The MTA should publish a new assessment of its long-term capital needs that pays particular attention to the growing threat climate change poses to transit, and its most recent 20-year needs assessment shows many capital needs are overdue for attention, according to Comptroller Thomas P. DiNapoli’s latest report.
“The MTA is getting a large infusion of federal infrastructure funds, but its long-term finances are still in trouble as it wrestles with an overdue list of repairs and upgrades and growing debt,” DiNapoli said. “It needs to reassess and focus its priorities to get money where it is most needed to restore the system and bring riders back. Protecting against the growing threat of climate change must also be among its top priorities because climate change threatens all aspects of our regional transit system.”
To prepare for the release of its five-year capital programs, the MTA creates a 20-year capital needs assessment detailing long-term infrastructure priorities for maintaining and improving its system. The last assessment, covering 2015-2034, was published in 2013 and is overdue for an update. The MTA is now required by state law to produce a needs assessment every five years starting in 2023.
The MTA’s 2013 assessment did not include any recovery and resiliency work beyond what was already planned to recover from Superstorm Sandy and mitigate against similar storms. Climate change impacts are intensifying and the increased risk of flooding, storm surges and other damage to transit need to be incorporated into the plan as soon as possible before the October 2023 deadline to inform public debate and ensure targeted investment.
Although the 2013 assessment is out of date, it serves as a measuring stick for the MTA’s capital investments and its progress in maintaining the safety and reliability of its assets. DiNapoli’s report notes that in some areas — such as important upgrades to stations, tracks and switches — the MTA either has gone beyond its 2013 assessed needs or is near meeting its targets, but in many others, the MTA has barely addressed important goals:
- Subway flooding is increasingly disruptive and destructive, yet since 2015 the MTA has only spent $56 million on pump rooms and other line equipment with another $189 million committed, out of the $1.7 billion called for in the needs assessment for 2015 through 2024.

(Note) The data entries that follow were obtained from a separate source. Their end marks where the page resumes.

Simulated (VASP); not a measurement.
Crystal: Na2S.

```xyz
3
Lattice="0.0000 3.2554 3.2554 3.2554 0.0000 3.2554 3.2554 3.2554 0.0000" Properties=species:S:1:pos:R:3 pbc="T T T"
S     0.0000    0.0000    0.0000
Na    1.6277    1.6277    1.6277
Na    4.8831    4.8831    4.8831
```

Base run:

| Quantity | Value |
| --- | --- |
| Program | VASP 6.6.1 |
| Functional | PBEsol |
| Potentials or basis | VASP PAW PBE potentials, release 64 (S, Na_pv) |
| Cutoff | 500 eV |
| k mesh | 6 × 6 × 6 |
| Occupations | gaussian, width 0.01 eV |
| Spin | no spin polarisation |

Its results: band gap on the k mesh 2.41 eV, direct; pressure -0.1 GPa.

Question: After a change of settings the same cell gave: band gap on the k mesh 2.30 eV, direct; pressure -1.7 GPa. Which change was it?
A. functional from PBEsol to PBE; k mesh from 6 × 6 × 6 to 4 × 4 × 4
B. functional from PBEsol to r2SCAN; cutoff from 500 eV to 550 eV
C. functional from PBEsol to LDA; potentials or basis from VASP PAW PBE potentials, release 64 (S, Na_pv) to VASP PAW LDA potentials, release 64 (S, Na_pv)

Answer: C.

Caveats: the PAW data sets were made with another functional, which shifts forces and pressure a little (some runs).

- The MTA said it needed to invest $4.9 billion in new subway cars from 2015 through 2024, but it only spent $700,000 on subway car projects since 2015. It did order 460 subway cars during its 2015-2019 capital program — to replace those over 40 years old and prone to break downs — but the new cars are not expected until 2025.
- The MTA has spent just half of the $3.4 billion it said it needed to replace buses and keep fleets in good working order.
- Upgrading antiquated subway signals was the top priority for long-term capital needs in the last assessment. The signals overhaul — budgeted at $8.7 billion through 2024 — was needed to resolve signal malfunctions that regularly disrupted service and to address overcrowding by allowing trains to run closer together. MTA has completed only $900 million in signals work through Sept. 2021. A recent presentation by the MTA showed that communication-based train control projects are continuing to suffer delays and budget overruns. Signals, along with critical track and switches, are areas vulnerable to flood damage from extreme weather or storm surges brought on by climate change.
- Metro-North train cars have needed replacement going back to 2013, but just $7 million has been spent to date on completed projects to bring in new cars. Another $741 million was committed but that’s still only 41% of what it assessed was needed through 2024. All projected work needed through 2024 on Metro-North’s tracks and structures, however, was completed.
- The MTA put nearly $1.3 billion toward LIRR track projects since 2015, but that’s just 66% of the amount it said was needed by 2024.
- Replacing aging LIRR train cars that have been in use since the mid-1980s was a need identified in 2013, but remains behind schedule, although some new cars are starting to be delivered now.
DiNapoli recommended improvements to the MTA’s online capital program dashboard, which tracks spending. The report suggests tracking spending on projects as they progress and can demonstrate benefits to the system, not just when they’re completed; tracking how completed projects change the MTA’s state of good repair measurements for various system assets; and showing how spending on capital projects affects riders’ experience such as safety and reliability of service.
DiNapoli also urged the MTA to improve reporting on capital spending to better align its public data with the Governor’s recent transparency initiative. The transparency plan that the MTA submitted to the Governor did not address capital spending as it should. Improved reporting will help riders, and all stakeholders in the transit system, better understand how the MTA is progressing in its efforts to make transit safer and more resilient.